Withdrawal Isn't as Easy
People are used to having a savings account tied to a checking account at the same institution. This is incredibly convenient because all transfers are internal and often instant. However, many high-yield savings accounts do not come with a checking account. Even rarer are ATM cards linked to them. Interbank transfers still take several days to process, and fund transfers will take time to become available for use.
Rate Fluctuation
While high-yield savings accounts offer much better interest rate yields than traditional bank accounts, they are not guaranteed. Rates can go up and down. Unfortunately, yields will likely decrease with the Federal Reserve raising interest rates. With a bank's ability to profit from deposits limited, its offered return to depositors goes down as well.

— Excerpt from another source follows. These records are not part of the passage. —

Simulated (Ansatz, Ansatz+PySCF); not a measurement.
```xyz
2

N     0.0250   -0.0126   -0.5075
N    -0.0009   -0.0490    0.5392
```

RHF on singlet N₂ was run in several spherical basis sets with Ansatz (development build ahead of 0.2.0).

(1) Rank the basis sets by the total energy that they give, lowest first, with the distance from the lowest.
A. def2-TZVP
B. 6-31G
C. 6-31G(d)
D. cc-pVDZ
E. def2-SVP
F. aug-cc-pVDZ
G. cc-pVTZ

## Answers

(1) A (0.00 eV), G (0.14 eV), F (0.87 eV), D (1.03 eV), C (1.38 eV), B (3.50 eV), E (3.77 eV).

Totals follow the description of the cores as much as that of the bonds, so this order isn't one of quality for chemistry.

Three High-Yield Savings Accounts to Consider
If high-yield savings accounts sound intriguing, you may want to consider several with the highest yields.
UFB Direct – Preferred Savings Account
- Annual Percentage Yield (APY) – Up to 5.02% APY
- Minimum balance – None
- Monthly fee – None
- Maximum transactions – No max number of transactions, potentially max transfer amounts
- Excessive transactions fees- None
- Checking or ATM card included? – No checking account, ATM card offered
Western Alliance Bank Savings Account
- Annual Percentage Yield (APY) – Up to 4.50% APY
- Minimum balance – $1
- Monthly fee – None
- Maximum transactions – 6 per month
- Excessive transactions fees- None
- Checking or ATM card included? – No checking account or ATM card is offered
Varo Savings Account
- Annual Percentage Yield (APY) – Starts at 3%, goes up to 5% on up to $5,000 if more than $1,000 in direct deposits are made in a month, and you end the month with a positive balance in both your Varo Bank Account and Savings Account.
- Minimum balance – None
- Monthly fee – None
- Maximum transactions – 6 per month, currently being waived
- Excessive transactions fees- None
- Checking or ATM card included? – Checking account offered, ATM card offered with a Varo Bank Account as well
There are plenty of other options out there. Just be careful and read through the terms and conditions if you shop around.
Also, consider how rates may fluctuate over time, with a particular risk that your APY may go down if the Federal Reserve aggressively increases interest rates going forward.